Carnegie Chairman E. David Gable said shareholders have agreed to a payment of $2.25 million, to be made by AIG, Carnegie’s insurance carrier. In addition, Mr. Gable said shareholders will receive $3 million in warrants for Carnegie stock, exercisable at $3.00, and confirmed that shareholders will also receive a stake in the company’s $2.1 billion law suit against Grant Thornton LLP, its former accounting firm (see "Carnegie International Corporation Files $2.1 Billion Suit Against Grant Thornton for Fraud, Negligence and Defamation, Business Wire, May 23, 2000).
"Carnegie’s Board, senior management team, employees and our shareholders are glad to put this chapter behind us and to move forward, especially with our corporate coffers intact," said Mr. Gable.
Mr. Gable said Carnegie shareholders’ 3 percent stake in the company’s suit against Grant Thornton, one of the largest accounting firms in the country, is after expenses. The suit alleges fraud, negligence, intentional interference with business relations, fee-gouging, breach of contract, and defamation.
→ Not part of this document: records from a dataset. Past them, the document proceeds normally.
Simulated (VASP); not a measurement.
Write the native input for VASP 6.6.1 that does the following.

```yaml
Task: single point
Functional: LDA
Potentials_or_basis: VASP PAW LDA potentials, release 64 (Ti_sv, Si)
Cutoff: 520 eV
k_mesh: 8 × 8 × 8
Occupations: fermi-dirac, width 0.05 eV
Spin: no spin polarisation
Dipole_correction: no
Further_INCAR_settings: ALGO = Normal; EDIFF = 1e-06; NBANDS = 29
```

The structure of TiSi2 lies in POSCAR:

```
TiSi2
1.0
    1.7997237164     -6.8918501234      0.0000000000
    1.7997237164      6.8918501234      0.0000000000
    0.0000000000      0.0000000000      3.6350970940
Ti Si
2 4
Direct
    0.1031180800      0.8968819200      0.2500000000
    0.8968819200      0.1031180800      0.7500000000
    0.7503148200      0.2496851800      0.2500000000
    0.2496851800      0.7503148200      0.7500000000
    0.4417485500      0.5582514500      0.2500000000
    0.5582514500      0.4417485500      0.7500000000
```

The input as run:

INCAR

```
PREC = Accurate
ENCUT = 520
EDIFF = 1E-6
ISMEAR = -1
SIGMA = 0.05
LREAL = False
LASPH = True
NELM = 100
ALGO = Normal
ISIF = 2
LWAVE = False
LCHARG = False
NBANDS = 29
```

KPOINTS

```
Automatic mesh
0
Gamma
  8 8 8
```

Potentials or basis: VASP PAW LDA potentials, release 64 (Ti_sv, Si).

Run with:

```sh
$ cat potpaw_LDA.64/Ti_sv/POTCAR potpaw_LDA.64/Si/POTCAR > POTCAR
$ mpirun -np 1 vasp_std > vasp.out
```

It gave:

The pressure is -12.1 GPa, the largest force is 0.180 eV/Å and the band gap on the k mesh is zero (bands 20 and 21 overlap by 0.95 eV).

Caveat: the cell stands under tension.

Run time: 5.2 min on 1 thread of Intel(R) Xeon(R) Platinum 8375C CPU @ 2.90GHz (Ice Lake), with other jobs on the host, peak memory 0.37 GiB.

The suit was filed in May 2000 in the Circuit Court for Baltimore City by Carnegie’s nationally-recognized trial attorneys, William H. Murphy Jr. of Baltimore, and Willie E. Gary of Stuart, Florida. The suit alleges that Grant Thornton solicited Carnegie to engage Grant Thornton, LLP to provide auditing and accounting services to its corporation, only to later negligently perform the work for which it is noted.
"With the shareholder suit behind us," said Mr. Gable, "Carnegie can now focus on growing our core business in Internet support and computer telephony, working with our subsidiaries, completing planned acquisitions (see "Carnegie International Extends Closing Dates on Two Proposed Acquisitions," Business Wire, September 11), and working with our outstanding legal team in the Grant Thornton action."